Rather than analyze this article–which is in fact not an article but rather a personal essay, if not a teenage girl’s diary entry, disguised as Journalism covering the state of gay men today–here are the top 10 worst sentences from Dawn Of A New Gay, 20-something Paul Aguirre-Livingston’s (of course his last name is hyphenated) unbelievably appalling 3000+ word nightmare that was posted to Toronto’s Grid yesterday.
If you haven’t already read it (it’s been in the Stall Wall since last night), it’s here, and I encourage you to read it not just because there’s something oddly enjoyable about reading bad writing. You should read it to see an example of how not to act if you don’t want to be the most hated gay hipster on the internet. You should read it to see an example of how not to live your life as a human being in this world!

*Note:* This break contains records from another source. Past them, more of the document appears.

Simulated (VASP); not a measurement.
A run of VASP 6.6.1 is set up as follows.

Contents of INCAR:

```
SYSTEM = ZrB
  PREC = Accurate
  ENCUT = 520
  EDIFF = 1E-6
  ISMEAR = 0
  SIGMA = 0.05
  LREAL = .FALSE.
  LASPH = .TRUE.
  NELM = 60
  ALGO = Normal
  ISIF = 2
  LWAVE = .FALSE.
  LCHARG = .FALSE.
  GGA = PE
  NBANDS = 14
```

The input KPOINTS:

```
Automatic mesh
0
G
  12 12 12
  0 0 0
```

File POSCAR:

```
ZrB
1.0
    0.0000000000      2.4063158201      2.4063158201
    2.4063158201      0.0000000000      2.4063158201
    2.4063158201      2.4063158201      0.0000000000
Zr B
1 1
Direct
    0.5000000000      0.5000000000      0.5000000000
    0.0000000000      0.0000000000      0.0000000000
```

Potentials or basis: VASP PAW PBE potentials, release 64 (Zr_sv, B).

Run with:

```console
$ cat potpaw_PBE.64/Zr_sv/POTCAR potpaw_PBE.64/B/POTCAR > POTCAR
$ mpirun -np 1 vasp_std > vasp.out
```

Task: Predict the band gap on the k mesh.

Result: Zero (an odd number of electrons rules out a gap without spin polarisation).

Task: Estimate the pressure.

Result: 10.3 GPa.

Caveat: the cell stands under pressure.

As one person in the comments wrote, “This article is the Showgirls of our time”:
10. If I had to, I would trace the beginning of the post-mo, and our true introduction as functional members of society, to the premiere of the NBC sitcom Will & Grace in 1998.
9. I didn’t own anything rainbow-coloured nor did I want to, and I stopped going to those youth meetings because, hey, I’m just a boy who likes other boys, and what else is there to say, okay?
8. Online, more and more, the words “straight acting and looking” or “masculine” have popped up in “Looking for” boxes.
7. We vacation with our boyfriends in fabulously rustic country homes that belong to our parents, who don’t mind us coming to stay as a couple.
6. Recent news stories about gay-straight alliances, a cause du jour this second wave of post-mos has taken on, are a sign that gay activism never went away at all.
5. I am a writer who happens to be gay, not the other way around.
4. From San Fran’s Castro District, gay heavyweights like Harvey Milk emerged to fight for our rights.
3. While I was making Girl Power t-shirts in computer class, I was also learning how to navigate websites to see my first penis, set up a Hotmail account and get an ICQ number.
2. We don’t march in Pride and we probably never will. (After-parties only, please.)
1. I suffer from online dating fatigue already and haven’t held a guy’s hand in almost three years.
Dear Mr. Aguirre-Livingston: Never mistake selfish self-indulgence as some new wave of homosexuality. That’s just called being an asshole. To be honest, there’s nothing wrong with the notion of a “new kind of gay,” but Dawn Of A New Gay wasn’t about a “new kind of gay.” It was just about you. Also, I’ve never seen someone try so hard (3000+ words!) to convince me of their apathy.